Generating Keys for a Custom Sort Order

peterchen

4.90/5 (14 votes)

7 Sep 2012CPOL10 min read

36.1K

154

ORDER BY what-the-user-said

Download Sources

Introduction

Brief:To represent a user defined sort order in a relational database, we need to generate values for a "sort order" column that we can use for ORDER BY. How do we generate those values?

Relational databases offer a possibility to order data by a given column or expression - e.g. ORDER BY Name in SQL. They usually do not support storing a user defined sort order. To represent such a sort order, we usually introduce an integer column. However, an integer field might require renumbering fairly often - i.e. having to reassign all (or many) of the columns, even though only one or a few items have changed their position or were inserted.

This article shows an alternate approach, generating strings that trades (an reasonable amount of) storage for avoiding the need to renumber, or at least delay it significantly.

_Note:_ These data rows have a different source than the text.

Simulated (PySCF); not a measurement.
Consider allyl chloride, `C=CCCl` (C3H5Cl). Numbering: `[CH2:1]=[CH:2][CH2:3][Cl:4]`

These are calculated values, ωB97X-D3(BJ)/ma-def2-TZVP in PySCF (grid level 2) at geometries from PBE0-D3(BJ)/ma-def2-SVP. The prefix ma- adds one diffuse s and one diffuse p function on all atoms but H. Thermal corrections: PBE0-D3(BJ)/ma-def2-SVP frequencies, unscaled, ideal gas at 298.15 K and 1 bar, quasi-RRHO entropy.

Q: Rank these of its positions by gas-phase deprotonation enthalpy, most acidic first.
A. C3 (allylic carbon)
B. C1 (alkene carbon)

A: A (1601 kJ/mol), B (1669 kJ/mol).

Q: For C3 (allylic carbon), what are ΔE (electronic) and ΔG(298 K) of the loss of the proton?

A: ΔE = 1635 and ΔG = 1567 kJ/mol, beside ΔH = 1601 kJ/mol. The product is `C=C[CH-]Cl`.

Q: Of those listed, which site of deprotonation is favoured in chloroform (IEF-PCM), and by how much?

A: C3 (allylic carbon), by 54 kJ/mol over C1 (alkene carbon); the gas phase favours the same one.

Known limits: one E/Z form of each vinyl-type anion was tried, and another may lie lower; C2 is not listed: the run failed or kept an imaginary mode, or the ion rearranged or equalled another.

Note: I'm not perfectly happy with the solution. The final code is a bit experimental still. It provides what I need, but I can't shed the feeling that I'm missing an obvious simplification. I'll try to make up for that by a brain dump of finding that solution, which might be interesting for some.

The traditional solution

A simple solution is to use integers for the sort key column, and assign incremental values in the order we want the items to be. This poses a little problem however:

what sort key should hamlet get?

Usually, you assign the numbers with gaps, e.g. 10 for monkey and 20 for typewriter, so hamlet could get 15. However, after a finite (and often very small) number of inserts, we are back to the problem above: there is no integer between N and N+1.

The solution to that problem usually is to "renumber" the items: assign new sort keys for all or at least for multiple items.

Can we generate sort keys that affect only the item inserted?

Constructing a different solution

Core idea: Looking at above image, it is suggests itself to use real values instead of integers, and assign 1.5 (the average of 1 and 2) as sort key to hamlet.

First analysis: Using IEEE 754 floating point values, as they are supported by most systems, has some problems, though, the main problem being limited accuracy. A double, with 53 bits, may lose precision after only 54 badly placed inserts. To make things worse, this happens silently, do it would need to be detected explicitly.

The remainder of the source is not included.